When the first exoplanet was identified via the radial velocity method, the Swiss team was able to detect a wobble in the star 51 Pegasi at a rate of 50 meters per second. The wobble is the star’s movement back and forth caused by the gravitational pull of the planet, and in that first case it was dramatic — the effects of a giant Jupiter-sized planet orbiting extremely close to the star.
Many of the early exoplanet discoveries were of similarly large planets close to their host stars, but it wasn’t because there are so many of them in the cosmos. Rather, it was a function of the capabilities of the spectrographs and other instruments used to view the star. They were pioneering breakthroughs, but they didn’t have the precision needed to measure wobbles other than the large, dramatic ones caused by a close-in, huge planet.
That was the mid 1990s, and radial velocity astronomers have worked tirelessly since to “beat down” that 50 meters per second number. And twenty years later, radial velocity astronomers using far more precise instruments and more refined techniques have succeeded substantially: 1 meter per second of wobble is now achieved for the quietest stars. That has vastly improved their ability to find smaller exoplanets further from their stars and is a major achievement. But it has nonetheless been a major frustration for astronomers because to detect terrestrial exoplanets in the Earth-sized range, they have to get much more precise — in the range of tens of centimeters per second.

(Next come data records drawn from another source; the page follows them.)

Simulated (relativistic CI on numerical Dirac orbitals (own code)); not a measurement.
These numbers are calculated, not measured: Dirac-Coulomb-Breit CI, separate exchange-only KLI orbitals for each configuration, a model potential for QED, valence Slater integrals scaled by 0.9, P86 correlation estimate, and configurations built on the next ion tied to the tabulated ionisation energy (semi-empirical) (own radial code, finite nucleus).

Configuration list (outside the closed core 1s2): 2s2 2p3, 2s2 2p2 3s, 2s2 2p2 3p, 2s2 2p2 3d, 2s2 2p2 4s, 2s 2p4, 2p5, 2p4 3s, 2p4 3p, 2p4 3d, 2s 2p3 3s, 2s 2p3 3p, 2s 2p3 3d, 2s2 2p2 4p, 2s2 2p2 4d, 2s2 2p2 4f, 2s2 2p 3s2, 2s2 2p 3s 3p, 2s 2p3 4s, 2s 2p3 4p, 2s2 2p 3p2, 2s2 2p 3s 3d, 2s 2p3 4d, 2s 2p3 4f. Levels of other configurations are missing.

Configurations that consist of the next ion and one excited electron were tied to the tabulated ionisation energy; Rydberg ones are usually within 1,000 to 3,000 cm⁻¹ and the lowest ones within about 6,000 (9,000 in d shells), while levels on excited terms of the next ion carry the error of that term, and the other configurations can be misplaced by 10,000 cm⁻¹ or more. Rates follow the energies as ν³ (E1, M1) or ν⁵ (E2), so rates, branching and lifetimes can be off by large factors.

A number of efforts to build systems that can get that low are underway, most notably the ESPRESSO spectrograph scheduled to begin work on the High Accuracy Radial Vlocity Planet Searcher (HARPS) in Chile next year. Then earlier this month an ambitious NASA-National Science Foundation project was awarded to Penn State University to join the race. The next-generation spectrograph is scheduled to be finished in 2019 and installed at the Kitt Peak National Observatory in Arizona, and its stated goal is to reach the 20 to 30 centimeters per second range.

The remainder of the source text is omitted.